Free eBook: No More Secrets - NMOS 6510 Unintended Opcodes
by on (#167994)


'Back in the days' so called 'illegal' opcodes were researched independently by different parties, and detail knowledge about them was considered 'black magic' for many conventional programmers. They first appeared in the context of copy protection schemes, so keeping the knowledge secret was crucial.

When some time later some of these opcodes were documented by various book authors and magazines, a lot of misinformation was spread and a number of weird myths were born. It took another few years until some brave souls started to systematically investigate each and every opcode, and until the mid 90s that Wolfgang Lorenz came up with his test suite that finally contained elaborated test programs for them.

Still, a few opcodes were considered witchcraft for a while (the so called 'unstable' ones), until other people finally de-capped an actual CPU and solved the remaining riddles.

This document tries to present the current state of the art in a readable form, and is in large parts the result of pasting existing documents together and editing them (see References)
Re: Free eBook: No More Secrets - NMOS 6510 Unintended Opcod
by on (#167996)
Is the 6510 identical to the 6502/2A03 in this respect?

It seems like any revision that adds something to the CPU would likely alter some of the out-of-gamut opcodes, unless maybe there are no changes to the instruction set?
Re: Free eBook: No More Secrets - NMOS 6510 Unintended Opcod
by on (#167997)
WARNING: I have not read the document linked therein.

WARNING #2: Below, I am speaking of 6502, and I am speaking generically about the architecture/CPU, not exclusively about the NES.

The biggest complexity with the "undocumented opcodes" nonsense on 6502 is that not all 6502s are the same. It's been well-established (i.e. no reverse-engineering, but actually comparing different 6502 chips from different manufacturers, ditto with their documentation) that some 6502 CPUs do in fact have opcodes that are considered official (I keep thinking Rockwell but I'm probably mistaken) -- in other words, and as this page's "some background" section explains, they don't all behave the same way. This plays a role if trying to do emulation of multiple systems or trying to develop software on a specific hardware that may have had different "brands" of 6502s used throughout its production lifetime.

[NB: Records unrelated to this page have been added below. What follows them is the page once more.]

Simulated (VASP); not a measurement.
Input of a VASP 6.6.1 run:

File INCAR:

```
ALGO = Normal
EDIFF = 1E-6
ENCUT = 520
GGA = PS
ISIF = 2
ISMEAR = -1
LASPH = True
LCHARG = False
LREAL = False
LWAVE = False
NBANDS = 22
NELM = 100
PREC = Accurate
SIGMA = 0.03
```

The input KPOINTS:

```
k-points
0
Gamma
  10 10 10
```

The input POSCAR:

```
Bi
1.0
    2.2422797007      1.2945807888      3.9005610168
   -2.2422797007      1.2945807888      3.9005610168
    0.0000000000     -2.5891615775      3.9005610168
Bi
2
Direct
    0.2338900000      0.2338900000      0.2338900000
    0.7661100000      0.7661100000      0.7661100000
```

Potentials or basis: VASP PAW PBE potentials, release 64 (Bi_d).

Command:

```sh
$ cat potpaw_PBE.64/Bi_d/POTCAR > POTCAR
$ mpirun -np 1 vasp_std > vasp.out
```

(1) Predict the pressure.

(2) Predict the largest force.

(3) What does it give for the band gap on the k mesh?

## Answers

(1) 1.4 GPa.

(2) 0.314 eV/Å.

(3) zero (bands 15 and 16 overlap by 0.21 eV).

Now back to the 6510: I too wonder the same thing rainwarrior does, re: if the 6510 has the same general complexities in this regard. There are many manufacturing types of 6510 too, hence the question (ex. MOS 6510 vs. MOS 8500 vs. MOS 7501/8501 vs. MOS 8502 vs. MOS 6510T).
Re: Free eBook: No More Secrets - NMOS 6510 Unintended Opcod
by on (#168003)
I imagine that so long as the manufacturing process remains NMOS (that is, not a 65C02), and the decode ROM is not materially changed, the unofficial opcodes most likely to break would be these:

The rest (described at Programming with unofficial opcodes) should be stable, as they don't rely on problematic special bus behavior other than than the AND behavior of bus conflicts in NMOS. Nor have there been any reports of breakage of these instructions in the decades since the discontinuation of mainstream products using the 6502 core. If there were a problem, we'd already have seen reports of Puzznic, Super Cars, and Dynowarz breaking on famiclones.
Re: Free eBook: No More Secrets - NMOS 6510 Unintended Opcod
by on (#168016)
I believe the 6510 (and 8500) is just a 6502 with the following additional features:

* Five to eight pins that are general purpose I/O; two registers internal to the 6510 are mapped to addresses 0 and 1, specifying what each of the six pins are doing.
* An external control that will disable the 6510's address bus drivers
* Some other external pins from the 6502 possibly not available.

It's still a fully-NMOS IC; it never made the jump to CMOS.

tepples wrote:
AHX (dd),Y ($93), TAS aaaa,Y ($9B), SHY aaaa,X ($9C), SHX aaaa,Y ($9E), AHX aaaa,Y ($9F), and LAS aaaa,Y ($BB) rely on H, a value left (or not left) on the special bus by the page wrapping circuit
I'm pretty certain that these instructions are stable, just of dubious utility.
EDIT: having now read the article, they're stable ... unless something toggles RDY, like DPCM DMA.